No but seriously, screw going on hiatus. This is my feeble attempt to get a post up amid the chaos that is school. Bear with me kids, I have a life you know (not a joke). A life filled with spaceships and gold toilets (maybe a joke). A life of girls falling over themselves just to catch a glimpse of me (definitely a joke). Back to the matter at hand. Things that are pressing on my mind at the moment.

*Saw VI. Seriously, any time a movie series is getting close to that point where I can't recognize the Roman numerals, I figure that's as good a time as any to go ahead and shut it down. I personally didn't even like Saw I that much, so you can imagine my surprise when I heard that they had made 5 more of those crap fests. The Godfather got 2 sequels, Citizen Kane got none, and somehow Saw gets 5+?

*Halloween. It's that time of year again. Hallow's Eve, when Satan shows his visage in the form of small children collecting candy and teens being douchebags. Sounds like a pretty normal day actually. I think I'm beyond trick or treating at this point, due to my age, slightly lowered voice, and patchy amounts of trashy facial hair. I might just gorge on candy. Or steak, because I can. I've never understood why people enjoy pranks so much at this time of year. Honestly, if someone eggs me, I'm gonna start busting heads. Anyone who thinks it's funny to either (a) egg people, (b) smash pumpkins/decorations, (c) ding dong ditch, or (d) leave crap on people's doorsteps is a grade A douche. If I see any of you folks doing that stuff, again, I'm gonna start busting heads. As for myself, I'll be spending the evening razzing about town dressed as anarchist anti-hero V, from V for Vendetta. Get pumped.

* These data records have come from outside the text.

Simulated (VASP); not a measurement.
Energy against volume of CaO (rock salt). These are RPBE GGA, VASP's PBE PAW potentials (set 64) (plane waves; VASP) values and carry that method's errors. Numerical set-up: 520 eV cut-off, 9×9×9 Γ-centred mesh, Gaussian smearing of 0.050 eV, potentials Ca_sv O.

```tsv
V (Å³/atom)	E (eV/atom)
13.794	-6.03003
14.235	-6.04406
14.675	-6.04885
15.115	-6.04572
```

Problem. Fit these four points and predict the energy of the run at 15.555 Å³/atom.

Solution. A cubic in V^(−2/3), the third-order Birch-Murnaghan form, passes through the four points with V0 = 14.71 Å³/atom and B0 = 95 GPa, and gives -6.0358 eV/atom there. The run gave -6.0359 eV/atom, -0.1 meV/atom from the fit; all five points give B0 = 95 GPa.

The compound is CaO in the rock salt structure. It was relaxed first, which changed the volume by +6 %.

*Pizza. Just wanted to say I love you. It's in my greasy, Italian, red as marinara blood to love this stuff. And needless to say, I do.

*Volleyball. I'm so tired of having to defend the masculinity of this sport. It seems like everyone wants to try and give crap to me about playing, but I'm finally going to organize all of my thoughts on the subject here. If you want to contest the athleticism of the volleyball team, fine, but do not call the sport gay. Wrestling kids shower together, wear singlets, and the entire point of the sport is to rub up on a guy until you're on top of him and he has to surrender to your will. Football is played in spandex pants, every good deed is rewarded with a nice butt pat, and the purpose of the game is to do your best to once again, end up on top of another guy. As for another "manly" sport, lacrosse, isn't it obvious? The game is based on guys running around gripping shafts, and heads, and playing with balls. Leave volleyball alone. Oh and I'd like to point out that there is nothing wrong with homosexual, I'm just attacking the use of heterosexual norms and the double standard applied to volleyball.

That's all for now. I just decided that I had to unblock my writer's mind somehow. This short little thing was the best I could do. Peace in the Middle East friends.